He was unorthodox in his behavior, especially after meeting Yoko Ono, with whom he staged a “Bed-in-for Peace” during his honeymoon in Amsterdam and Montreal. The two of them sat in bed while journalists interviewed them about peace and Hare Krishnas chanted in the background. A still-famous song came out of this happening: “Give Peace a Chance.” Lennon was also highly intellectual and integrative in his ideas. His dialogues, as recorded, roam from profanity to Eastern philosophy to cynical observation to bizarre symbolism to music history, and more. He drew highly original cartoons, wrote cryptic symbolism, and played the guitar and piano. He changed directions, after founding the Beatles as a pop band, when he grew bored with perpetuating the same moptop show; he wanted to explore new styles and grow as an artist. After he began living with Yoko in New York, he took so many stands for his radical ideas that the FBI was tailing him and efforts were made to eject him from the country. He was goal-oriented, especially in the beginning. He was often quoted as saying something like, “I always knew I was going to be famous someday but wasn’t sure how. Maybe music, maybe crime.” While the Beatles were still learning their craft and playing in dives, he would ask them, “Where are we going, boys?” And they would have to answer, “To the toppermost of the poppermost, Johnny!”
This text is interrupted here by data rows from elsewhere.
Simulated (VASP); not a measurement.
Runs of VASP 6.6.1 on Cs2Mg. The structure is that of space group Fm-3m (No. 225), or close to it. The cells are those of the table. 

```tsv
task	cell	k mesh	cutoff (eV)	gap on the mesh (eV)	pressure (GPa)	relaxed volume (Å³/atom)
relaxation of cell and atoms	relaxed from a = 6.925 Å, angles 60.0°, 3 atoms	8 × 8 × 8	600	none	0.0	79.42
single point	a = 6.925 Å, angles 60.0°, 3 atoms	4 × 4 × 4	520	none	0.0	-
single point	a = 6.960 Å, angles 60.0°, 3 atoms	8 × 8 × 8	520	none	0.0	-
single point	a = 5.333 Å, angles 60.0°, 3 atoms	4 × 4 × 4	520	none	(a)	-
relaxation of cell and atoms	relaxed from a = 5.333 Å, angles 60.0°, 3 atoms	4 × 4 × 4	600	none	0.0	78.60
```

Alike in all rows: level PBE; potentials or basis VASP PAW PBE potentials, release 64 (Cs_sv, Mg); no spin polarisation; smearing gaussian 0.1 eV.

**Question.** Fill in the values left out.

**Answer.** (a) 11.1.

Francis Ford Coppola is the poster child for Drive, Resilience, Independent Judgment, Self-Confidence, and Perspicacity. His wife’s documentary Hearts of Darkness (1991) shows the obstacles he overcame in making Apocalypse Now (1979): a typhoon, creative blocks, cast problems, equipment problems, and even struggles with his own mental well-being. Yet he said, “It’s not in the cards that we’re not going to make this film.” When he finally finished, over budget and over schedule, he wanted to show it at Cannes. He was told that he had to enter it, even though he protested that it was unedited. He entered it—and won the Palm D’or.
He also works by intuition. Hearts of Darkness (1991) captured his creative process: his openness to using whatever happened, including Marty Sheen’s drunken rage and a typhoon in the Philippines; his improvisational method of working with the actors’ inspiration and giving them cards that said, just before shooting, “Dialogue to be determined.” He had decisional skill. When he saw the rushes the first day, he was flexible enough to replace his leading man. When he didn’t like a “plantation” subplot on which he had spent much time and money, he cut the whole sequence.
Additional Characteristics of Creativity
David Campbell lists additional characteristics. Here are some of the most notable of them.43 (The concepts are his, and the bold type and explanations are mine.)
1.“Convergent thinking”—“the ability to scan many relevant facts, then zero in on those facts most likely to result in the correct solution to a particular problem.”
For instance, cross out six letters below to leave a common English word.
BSAINXLEATNTEARS
(The answer is at the end of this chapter.)
I personally loathe this sort of test, but early studies of creativity in the 1950s and 1960s used it. The idea is that most people get stuck in one mode of thought and creative people consider unusual and original alternatives. I prefer the more recent studies of creativity that do experiments or case studies of people actually creating in their fields.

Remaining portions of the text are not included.